If an evaluation plan is not submitted on time, the city could lose $450 million in state aid and grants.

Mayor Michael Bloomberg, who has sparred with the UFT throughout his tenure in office, said Wednesday that he is “always hopeful” and noted there has been a dialogue with the union.

A spokesman for the union, which represents the city’s 75,000 public school teachers, said talks are continuing ahead of the deadline.

Last week, the UFT told its members that if no agreement is reached, “it will be because the mayor cannot be brought to accept our position of what a teacher evaluation system needs to be, and he will once again try to blame teachers.”

New York State set a Jan. 17 deadline for each of the state’s nearly 700 school districts to submit a plan for how to evaluate teachers.

According to state guidelines, teachers are to be rated highly effective, effective, developing or ineffective. Teachers rated ineffective two years in a row risk losing their jobs.

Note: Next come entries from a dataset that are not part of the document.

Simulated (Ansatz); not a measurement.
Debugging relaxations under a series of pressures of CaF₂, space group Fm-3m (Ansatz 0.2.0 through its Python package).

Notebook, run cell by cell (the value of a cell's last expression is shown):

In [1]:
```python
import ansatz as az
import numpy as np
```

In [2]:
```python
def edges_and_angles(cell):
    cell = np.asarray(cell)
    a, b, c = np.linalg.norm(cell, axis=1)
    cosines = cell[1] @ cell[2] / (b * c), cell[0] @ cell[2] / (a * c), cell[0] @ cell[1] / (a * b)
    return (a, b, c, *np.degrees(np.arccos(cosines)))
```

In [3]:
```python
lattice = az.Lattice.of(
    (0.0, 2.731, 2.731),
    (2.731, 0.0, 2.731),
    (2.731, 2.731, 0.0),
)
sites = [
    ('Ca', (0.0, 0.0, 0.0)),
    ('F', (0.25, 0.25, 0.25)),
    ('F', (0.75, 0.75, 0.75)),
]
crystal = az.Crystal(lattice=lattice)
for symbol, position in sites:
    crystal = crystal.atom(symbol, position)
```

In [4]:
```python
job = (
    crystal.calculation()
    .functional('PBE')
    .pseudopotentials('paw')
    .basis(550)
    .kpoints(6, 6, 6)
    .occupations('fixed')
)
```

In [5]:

Under state law, 20 percent of the ratings must be based on students’ growth on state tests. Another 20 percent must be based on local measures and the remaining 60 percent must include classroom observations and can also include parent or student surveys.

New York City is one of just a handful of districts that have not yet turned in a plan.

The city’s Department of Education has an operating budget of $19.7 billion, but officials warn the possible loss in state money would have an impact.